Advertisement

FACTFILE: Five Things To Know About Ghana As Electorates Go To The Polls

Channels Television  
Updated December 7, 2020
Electoral commission workers and volunteers make the last preparations for the presidential and parliamentary election at an open-air polling station, in Accra on December 7, 2020.

 

Ghanaians head to the polls today as a close fight between President Nana Akufo-Addo and his longtime rival John Mahama, in a country long viewed a beacon of stability.

The West African nation has ensured peaceful transfers of power on seven occasions since it returned to democracy nearly 30 years ago.

Seen as a beacon of hope and stability in a turbulent region, Ghana is a major producer and exporter of gold, cocoa and oil.

READ ALSO: Ghana Heads To The Polls For Presidential, Parliamentary Election

Here are five things you should know about the black nation.

– Top gold producer –

The West African nation — once called the Gold Coast — overtook South Africa last year to become the continent’s biggest producer of the precious metal.

It is also the world’s second-biggest producer of cocoa after Ivory Coast, with more than a fifth of the market. It also exports oil, diamonds, bauxite and manganese.

Once hailed as a regional growth model, it was forced to turn to the International Monetary Fund (IMF) in 2015 for a bailout as global commodity prices tanked.

Nearly a quarter of Ghana’s 30 million population — which has tripled since the 1970s — live in poverty, with per capita income at $2,220 (1,827 euros).

Growth for 2020 is expected to fall to its lowest in 30 years, to 0.9 per cent according to the International Monetary Fund, a steep decline from 6.5 per cent growth in 2019.

Ghanaians also suffer from inflation and lack of infrastructure, especially sanitation, as well as regular power blackouts.

 

– Independence pioneer –

In 1957, Ghana became the first sub-Saharan African state to win independence under nationalist leader Kwame Nkrumah.

After Nkrumah, the most influential of the former British colony’s leaders has been Jerry Rawlings, who came to power as an air force captain in 1979.

Although he mounted a second coup in 1981 after allowing elections, Rawlings — who died on November 12 — brought in a constitution that has proved a stable basis for democratic rule.

The World Bank has hailed it for taking “major strides toward democracy under a multi-party system, with its independent judiciary winning public trust.”

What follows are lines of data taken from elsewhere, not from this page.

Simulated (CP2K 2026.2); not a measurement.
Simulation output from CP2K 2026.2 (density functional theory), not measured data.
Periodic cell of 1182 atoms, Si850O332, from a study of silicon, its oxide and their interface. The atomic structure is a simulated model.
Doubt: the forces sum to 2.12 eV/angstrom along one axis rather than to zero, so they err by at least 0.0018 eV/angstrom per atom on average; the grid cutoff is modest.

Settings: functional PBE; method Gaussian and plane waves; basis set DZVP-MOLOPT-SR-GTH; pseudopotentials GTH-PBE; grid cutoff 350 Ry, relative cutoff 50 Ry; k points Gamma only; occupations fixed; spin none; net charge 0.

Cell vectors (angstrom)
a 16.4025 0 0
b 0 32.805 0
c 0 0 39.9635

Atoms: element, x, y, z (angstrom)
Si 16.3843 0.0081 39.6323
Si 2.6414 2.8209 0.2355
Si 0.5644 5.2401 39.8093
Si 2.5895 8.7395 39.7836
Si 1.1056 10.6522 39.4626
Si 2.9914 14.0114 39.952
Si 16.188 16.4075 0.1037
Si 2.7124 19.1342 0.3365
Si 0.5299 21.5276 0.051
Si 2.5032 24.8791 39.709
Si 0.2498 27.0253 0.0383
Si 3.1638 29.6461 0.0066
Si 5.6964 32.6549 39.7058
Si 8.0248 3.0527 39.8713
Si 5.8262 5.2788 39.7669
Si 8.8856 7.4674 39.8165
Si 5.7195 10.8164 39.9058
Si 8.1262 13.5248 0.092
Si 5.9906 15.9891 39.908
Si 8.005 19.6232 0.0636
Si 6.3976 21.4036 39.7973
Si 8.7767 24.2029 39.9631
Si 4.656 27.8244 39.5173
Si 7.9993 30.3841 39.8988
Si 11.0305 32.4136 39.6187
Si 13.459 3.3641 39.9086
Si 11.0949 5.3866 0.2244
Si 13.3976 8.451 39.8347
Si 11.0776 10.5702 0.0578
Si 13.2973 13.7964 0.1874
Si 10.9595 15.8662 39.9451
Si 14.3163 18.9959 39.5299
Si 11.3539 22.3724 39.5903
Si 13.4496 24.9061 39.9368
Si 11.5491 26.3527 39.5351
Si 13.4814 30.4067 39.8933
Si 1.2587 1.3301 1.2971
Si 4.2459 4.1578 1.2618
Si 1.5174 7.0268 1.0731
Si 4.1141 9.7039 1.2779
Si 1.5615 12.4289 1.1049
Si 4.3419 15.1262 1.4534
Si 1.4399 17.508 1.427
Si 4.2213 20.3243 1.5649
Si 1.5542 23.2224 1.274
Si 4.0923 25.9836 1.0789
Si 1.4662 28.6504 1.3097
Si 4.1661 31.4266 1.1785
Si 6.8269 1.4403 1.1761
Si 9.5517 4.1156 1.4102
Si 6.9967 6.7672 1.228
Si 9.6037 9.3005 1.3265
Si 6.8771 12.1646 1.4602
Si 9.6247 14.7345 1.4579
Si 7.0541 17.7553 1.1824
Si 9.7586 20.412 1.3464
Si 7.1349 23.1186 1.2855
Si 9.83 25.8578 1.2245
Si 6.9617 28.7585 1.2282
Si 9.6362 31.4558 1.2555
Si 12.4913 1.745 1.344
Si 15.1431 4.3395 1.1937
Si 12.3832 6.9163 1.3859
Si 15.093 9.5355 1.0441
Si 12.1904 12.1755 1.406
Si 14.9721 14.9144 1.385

In 2019, Ghana cracked down on separatists who were preparing to declare their own nation, “Western Togoland”, in the eastern Volta region bordering Togo.

 

– Ashanti kingdom –

Modern-day Ghana is home to the Ashanti people, a nation and ethnic group which has wielded power in the region for over 300 years.

Built on gold, the Ashanti empire extended into neighbouring countries and fiercely resisted British colonial rule.

Ashanti monarchs still preside over an area containing around five million people that is roughly the size of Great Britain.

 

– Diplomacy –

Ghana has played an important role in mediating in wars and crises that have affected its neighbours.

As chairman of the region’s Economic Community of West African States (ECOWAS), Ghana’s President Nana Akufo-Addo worked to resolve the recent political crisis in Mali.

The late Kofi Annan, a Ghanaian, was the first black African to lead the United Nations and won the Nobel Peace Prize for his nine-year tenure that ended in 2006.

Barack Obama chose Ghana for his first visit to sub-Saharan Africa in 2009 after his election as US president.

 

– Slave trade bastion –

Cape Coast, the former European colonial capital, was once the largest slave-trading centre in West Africa from where slaves were shipped to North and South America and the Caribbean.

Now a fishing village, it has become a major tourist attraction since Obama visited with his family.

Akufo-Addo designated 2019 the “Year of Return” to commemorate the 400th anniversary of the first recorded landing of a ship carrying Africans to the US and to encourage their descendants to “come home”.